Gluten-Free Chocolate Almond Tartlets + Video
Gluten-free chocolate almond coconut tartlets, I should add. That's what I've got for you this week. Sounds fancy, aye? Well, that's because these chocolate ganache tartlets are. Very fancy. And they're also A LOT easier to make than they might appear. And they're also even more delicious than they look.
And they're also featured in this video tutorial I created for these chocolate almond tartlets. Here we are:
Or, watch in on Youtube.
Did you watch the video? Cuz if you did, you'll have seen that these gluten-free tartlets aren't all that complicated to make.

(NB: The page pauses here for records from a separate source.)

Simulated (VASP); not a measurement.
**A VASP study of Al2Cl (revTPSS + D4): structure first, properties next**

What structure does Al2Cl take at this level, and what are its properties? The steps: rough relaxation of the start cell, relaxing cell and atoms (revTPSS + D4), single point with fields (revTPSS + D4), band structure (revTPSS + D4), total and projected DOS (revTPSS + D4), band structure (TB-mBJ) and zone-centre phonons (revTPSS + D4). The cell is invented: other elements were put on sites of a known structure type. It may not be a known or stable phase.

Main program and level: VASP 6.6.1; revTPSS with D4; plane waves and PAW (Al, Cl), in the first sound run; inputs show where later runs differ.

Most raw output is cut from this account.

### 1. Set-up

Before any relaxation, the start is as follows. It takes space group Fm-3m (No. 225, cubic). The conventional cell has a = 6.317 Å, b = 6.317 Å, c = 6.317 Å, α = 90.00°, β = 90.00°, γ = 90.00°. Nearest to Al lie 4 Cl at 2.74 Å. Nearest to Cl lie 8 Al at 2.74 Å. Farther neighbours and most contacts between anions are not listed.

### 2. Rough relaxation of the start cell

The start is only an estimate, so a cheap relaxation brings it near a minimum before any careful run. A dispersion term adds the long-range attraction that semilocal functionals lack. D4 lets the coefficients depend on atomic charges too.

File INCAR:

Here are the steps involved:
Pulse together the 5-ingredient crust in your food processor until a sandy mixture forms
Press the mixture into your tartlet pans and bake the crusts for 10 minutes
Prepare a simple chocolate ganache by pouring some hot milk over some bittersweet chocolate, before stirring in some coconut oil and vanilla extract
Pour the chocolate ganache into the baked crusts and garnish the tarts with toasted almonds, coconut flakes, and flaky salt
That's it. Only the crust is baked for these tartlets. Which means there's a total of 10 minutes of baking time involved. Which means you won't have to run your oven for that long, in case running your oven is something you don't like doing during these hot summer months.
Did I mention that these chocolate almond tartlets are gluten-free? Yes, I did, right in the title. The crust is made up of almond flour and shredded coconut and coconut oil and honey and salt. Wholesome, refined sugar-free, dairy-free, easy, and super-simple.
And did I mention that these tartlets are dairy-free? They really are. Coconut oil is used in place of butter in both the crust and the chocolate ganache. And heavy cream/milk is replaced with soy/almond milk in the ganache.
And you know what? You can even make these tartlets vegan by using maple syrup instead of honey. COOL.
The almond flour crust is flavorful and coconuty and crispy but also slightly chewy at the same time.
The chocolate ganache is dark and rich and creamy and just the right amount of sweet thanks to bittersweet chocolate.
And to incorporate even more flavor and contrast, flaky salt is sprinkled onto the tartlets for that incredible sweet + salty combo. Flaky salt and bittersweet chocolate are a match made in heaven, if you didn't already know.
And to beautify these gluten-free tartlets, toasted sliced almonds and toasted coconut flakes are strewed atop the ganache.
BTW, since the filling is a chocolate ganache, it isn't gonna fully harden. Ganaches never do. After garnishing the tartlets, you'll place them into the fridge for a bit to help the filling firm up slightly. But even after a few days in the fridge, the ganache filling will still be a smooth, creamy texture. Not a hard, break-your-fork-on-it texture.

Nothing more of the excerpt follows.